The controversial eviction of 300 workers’ families from estates in the Jonkershoek valley near Stellenbosch — including Christo Wiese’s wine estate, Lourensford — has been temporarily halted following a trade union protest campaign.
Farmers are planning to convert workers’ tied housing into tourist and student accommodation to generate extra income.
A march against the evictions was planned in Stellenbosch on Youth Day, but was cancelled after the Congress of South African Trade Unions (Cosatu), farm workers’ organisations, the provincial government and farmers struck a deal on Tuesday that included a three-month moratorium on evictions, while a plan for the area is fine-tuned. A rally is now being planned.
Land activists say the Jonkershoek saga has again highlighted the inadequacies of the Extension of Security of Tenure Act (Esta) in halting evictions from farms, which cause unique hardship.
”The Act is inadequate in defending farm workers’ rights,” said Cosatu’s Western Cape secretary, Tony Ehrenreich. ”A farmer can still get you off the farm legally if he wants to, with the government’s help.”
He added that Jonkershoek would soon be ”a whites-only valley”, and that the government and farmers were resurrecting Bantustans through the immoral removal of people from their homes with the protection of the law.

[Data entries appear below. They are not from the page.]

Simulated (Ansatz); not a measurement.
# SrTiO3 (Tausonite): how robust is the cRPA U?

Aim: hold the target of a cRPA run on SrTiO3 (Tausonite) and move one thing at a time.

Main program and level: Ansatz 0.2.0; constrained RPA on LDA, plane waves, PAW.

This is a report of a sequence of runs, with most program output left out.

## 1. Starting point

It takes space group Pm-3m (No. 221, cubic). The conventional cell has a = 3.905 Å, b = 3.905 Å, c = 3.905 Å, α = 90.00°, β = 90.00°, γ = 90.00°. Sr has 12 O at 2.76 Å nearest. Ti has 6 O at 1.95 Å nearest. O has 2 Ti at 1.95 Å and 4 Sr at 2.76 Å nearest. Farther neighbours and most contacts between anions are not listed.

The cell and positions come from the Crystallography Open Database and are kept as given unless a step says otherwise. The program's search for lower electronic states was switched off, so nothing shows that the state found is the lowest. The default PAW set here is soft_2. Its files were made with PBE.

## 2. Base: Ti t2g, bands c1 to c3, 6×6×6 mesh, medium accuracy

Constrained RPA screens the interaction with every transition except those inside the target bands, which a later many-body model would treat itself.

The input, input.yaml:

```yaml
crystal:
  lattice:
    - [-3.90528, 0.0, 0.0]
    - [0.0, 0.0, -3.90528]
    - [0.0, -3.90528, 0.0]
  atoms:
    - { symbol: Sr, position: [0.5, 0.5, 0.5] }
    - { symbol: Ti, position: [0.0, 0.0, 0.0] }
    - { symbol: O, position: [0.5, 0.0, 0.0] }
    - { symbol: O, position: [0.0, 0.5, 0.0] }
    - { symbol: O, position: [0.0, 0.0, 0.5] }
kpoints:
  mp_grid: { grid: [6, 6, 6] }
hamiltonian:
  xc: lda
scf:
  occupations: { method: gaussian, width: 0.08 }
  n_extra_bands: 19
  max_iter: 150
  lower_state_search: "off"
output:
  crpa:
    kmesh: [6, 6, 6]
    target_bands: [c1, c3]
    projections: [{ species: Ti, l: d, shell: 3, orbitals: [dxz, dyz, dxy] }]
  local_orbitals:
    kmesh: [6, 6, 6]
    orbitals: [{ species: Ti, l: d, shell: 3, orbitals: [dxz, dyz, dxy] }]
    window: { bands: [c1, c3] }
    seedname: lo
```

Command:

Tensions in the valley have been mounting since a march last month that ended in a stand-off between police and farm workers at the Lanzerac wine estate, which Wiese also owns. The protesters wanted to occupy some of the old workers’ houses in the valley, but found students living in them. They then delivered an ultimatum calling for the students to leave so that the farmworkers could move back in.
The plan was to return on Youth Day to occupy houses rented by students and tourists, but the Western Cape government intervened and organised a meeting between the interested parties.
The parties agreed that no more evictions would take place for three months; water and electricity would not be cut off; and that ”bad apples” in the valley — farmers with unacceptable labour practices — would be identified. National, provincial and local governments would work together to find a longer-term solution and provide the necessary services.
Ruth Hall, of the University of the Western Cape’s Programme for Land and Agrarian Studies, agreed that Esta embodied weak tenancy rights.
”It allows farm dwellers to be made homeless by legally sanctioned means and increasingly this seems to be the outcome,” she said. ”Even where legal procedures are followed, occupiers are still left on the roadside without a home.”
Ehrenreich said that everyone at the Tuesday meeting agreed that Esta was a ”balls-up”. Although some of the estate owners, including Wiese, had done good work within the framework of the Act, the legislation itself was faulty.
About 200 Lourensford families were moved to newly built houses in a new township in the Strand. Wiese told journalists that with government grants and a housing subsidy from the farm itself, workers could own their own home for the first time.
Farmers in the area say they are acting within the law by evicting workers and providing alternative accommodation.
But some of the workers insist they have no desire to move. Abraham Jansen received an eviction letter three years ago, and has been fighting it ever since with the help of the NGO Women on Farms.
”The farm owner made land available for us to move to in a township, but we don’t want to go there. It is a different way of life in that place; our children’s lives will be in danger. And our houses here are bigger and better.”
Jansen has lived on Bergsig for 15 years, 10 of them as a farm labourer. He and 11 families in his community are threatened with eviction.
Ehrenreich said that in terms of Esta, evicted tenants jumped the queue to qualify for reconstruction and development programme housing. They then moved into a strange community, which might harbour ill-feelings against them as queue-jumpers.
Western Cape premier Ebrahim Rasool last week called farm evictions the new ”silent epidemic” in the Western Cape. ”It has pushed the housing backlog to the rural towns,” he said.